When interviewing job candidates, have you ever wondered who’s really behind the face staring back at you? How do you know that the enthusiastic conversationalist you’re considering for your financial advisor position can truly break new ground and make revenues soar? Should you take on that polite, but unusually docile candidate who’s so qualified for the teller position? The truth is that interviews usually tell only a part of a much longer story. Hiring or not hiring based on a “gut feeling” after an interview can be an expensive, regrettable mistake. The reality is that the traits applicants exhibit during an interview can be misleading and may cause you to make unfortunate hiring decisions, ones that lead to employee turnover.
For example, outgoing personalities enjoy being in the spotlight. Therefore, they know how to market themselves unabashedly and may leave you with a good impression after the interview. They often come across as commanding, competitive and driven, seemingly well suited to revenue generation. Sometimes, however, these individuals are all talk, no action. They have the social assertiveness to make contacts, but are simply not enterprising or aggressive enough to turn contacts into members.
Learn to read between the lines and step back to look at the bigger picture when selecting any new employee for any position at your credit union. Remember that service, administrative, and non-sales roles often appeal to reserved personalities. You might notice brief answers to your questions during the interview or get a sense that your applicant is nervous, fumbling and uncomfortable talking about himself or herself. While people like this might not light up a room or spark lively conversations, they may be excellent when it comes to working diligently behind the scenes, staying focused on tasks and solving member problems.
Finding a new employee who will mesh with your own unique management style, click in your environment, can be another major challenge; it often requires an in-depth assessment that extends beyond one or two interviews. It’s import to learn all you can about your applicant; dig deeply, verify information on resumes, ask a lot of questions and speak to any available references and/or former employers you can find.
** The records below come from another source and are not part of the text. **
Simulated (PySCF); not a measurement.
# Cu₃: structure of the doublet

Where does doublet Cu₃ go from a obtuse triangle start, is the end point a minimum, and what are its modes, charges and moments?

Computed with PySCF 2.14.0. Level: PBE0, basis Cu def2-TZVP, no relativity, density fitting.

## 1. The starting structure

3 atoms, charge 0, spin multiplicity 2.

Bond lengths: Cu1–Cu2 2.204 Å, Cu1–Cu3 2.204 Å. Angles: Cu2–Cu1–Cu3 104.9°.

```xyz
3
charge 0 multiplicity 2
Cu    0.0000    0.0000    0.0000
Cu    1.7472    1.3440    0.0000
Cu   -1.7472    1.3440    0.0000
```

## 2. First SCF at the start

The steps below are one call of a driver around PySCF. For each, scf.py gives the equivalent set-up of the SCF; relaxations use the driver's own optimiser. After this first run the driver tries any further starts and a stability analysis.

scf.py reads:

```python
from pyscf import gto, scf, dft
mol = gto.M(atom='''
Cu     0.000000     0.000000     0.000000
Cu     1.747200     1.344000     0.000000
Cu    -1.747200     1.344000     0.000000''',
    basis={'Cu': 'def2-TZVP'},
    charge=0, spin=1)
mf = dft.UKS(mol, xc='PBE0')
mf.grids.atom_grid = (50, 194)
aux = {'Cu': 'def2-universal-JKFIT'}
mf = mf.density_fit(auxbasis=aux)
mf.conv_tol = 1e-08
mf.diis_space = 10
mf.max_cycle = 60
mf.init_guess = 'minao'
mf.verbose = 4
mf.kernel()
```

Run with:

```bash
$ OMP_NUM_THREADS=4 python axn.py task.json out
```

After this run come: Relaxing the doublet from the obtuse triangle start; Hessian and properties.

Too many times an employee who seems perfect for the job cannot see eye to eye with the boss. Differences in communication style, work pace, and job expectations can be so dramatic that instead of balance and symmetry, there is tension and frustration within the branch. It’s unsettling and certainly dispiriting when a worker’s morning commute is spent wondering how to survive yet another eight hours in a stress-filled environment.
Learn all you can about your job candidate; explain your objectives, and discuss timetables before you make a commitment to hire! Avoid the expense and inconvenience of turnover by helping to ensure that the person who is not only right for the job, is also right for your specific workplace.
Another consideration is how well your new hire might blend with his or her teammates. Make sure you’re already familiar with the personalities of your existing employees and have good information regarding the likes and dislikes of your applicant to better judge overall compatibility. Keep in mind that outgoing types usually find reserved individuals too serious, while introspective people can be uncomfortable with and annoyed by loud, gregarious extroverts. Your job is to try to build a team comprised of both sales- and service-oriented individuals that is productive, efficient and cohesive – a tall task, especially if you have only a name and a face to go by!
Statistics show that when an employee leaves within 3 months of hire, you and your company will end up paying about what you would have paid that person in one year! Remaining employees must pick up the slack and often become disgruntled. Time taken to sort through stacks of resumes and applications could be better spent planning strategies and attending to other everyday business matters. Morale deteriorates and, sometimes, longstanding employees decide to start making new demands.
To avoid such expense and aggravation, take the time to know exactly which traits you are looking for in applicants before you hire them. Speak to references to substantiate a candidate’s claims and consider using a behavior-based assessment that is customized for your industry. Do everything you can to know who is really staring back at you during the interview!